Question: We need to replace the steel lintel angles above windows. The exterior walls are solid clay masonry with a total thickness of approximately 12 inches. There is no cavity space in the wall system and the exterior wythe is tied to the interior wythes with brick headers. In the original building, there was no flashing above the steel lintel angles. Since this is not a cavity wall, is flashing required above the heads of the windows?

Answer: I recommend placing flashings above the heads of the windows. Although there is not a free draining cavity space within this masonry wall, some water that penetrates the masonry will travel downward. In portions of the wall that do not contain openings, this water will stay in the masonry and be absorbed by the masonry materials of the wall system until it evaporates. At windows, however, the masonry wall is interrupted. Water travelling down within the wall will flow into the interior or onto the head of the window. This can cause interior leakage or damage at the head of the window. Installing a flashing system that, at a minimum, extends through the exterior wythe will help prevent this from happening.
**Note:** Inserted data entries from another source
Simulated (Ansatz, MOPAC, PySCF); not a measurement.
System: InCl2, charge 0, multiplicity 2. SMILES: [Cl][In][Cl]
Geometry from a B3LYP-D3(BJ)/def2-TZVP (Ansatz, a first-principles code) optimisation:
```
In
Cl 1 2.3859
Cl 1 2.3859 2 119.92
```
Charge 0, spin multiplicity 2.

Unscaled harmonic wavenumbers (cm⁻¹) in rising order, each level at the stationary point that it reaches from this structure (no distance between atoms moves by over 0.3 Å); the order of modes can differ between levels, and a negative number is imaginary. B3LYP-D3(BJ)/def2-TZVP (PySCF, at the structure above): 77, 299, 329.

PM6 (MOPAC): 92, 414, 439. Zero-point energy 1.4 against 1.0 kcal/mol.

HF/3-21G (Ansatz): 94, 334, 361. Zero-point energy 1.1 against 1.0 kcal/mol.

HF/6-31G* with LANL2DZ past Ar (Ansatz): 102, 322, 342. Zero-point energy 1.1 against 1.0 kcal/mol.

A second reason for installing flashings above the steel lintel angles is to protect the angles from water. In most cases, where angles are replaced on older buildings, this is required because of excessive corrosion. Water that accumulates on the surface of the angles will promote corrosion. Flashing will help prevent water from reaching the surface of the angle, thereby reducing the rate of corrosion. As further protection, I recommend that the angles be hot dipped galvanized. Although installing a flashing will prevent water from reaching the angles, some water will still reach the angle as a result of condensation. If the interior building temperature is cool during the summer months, warm moist air within the wall system will condense on steel lintels that are cold because they are attached or in contact with the interior wall construction.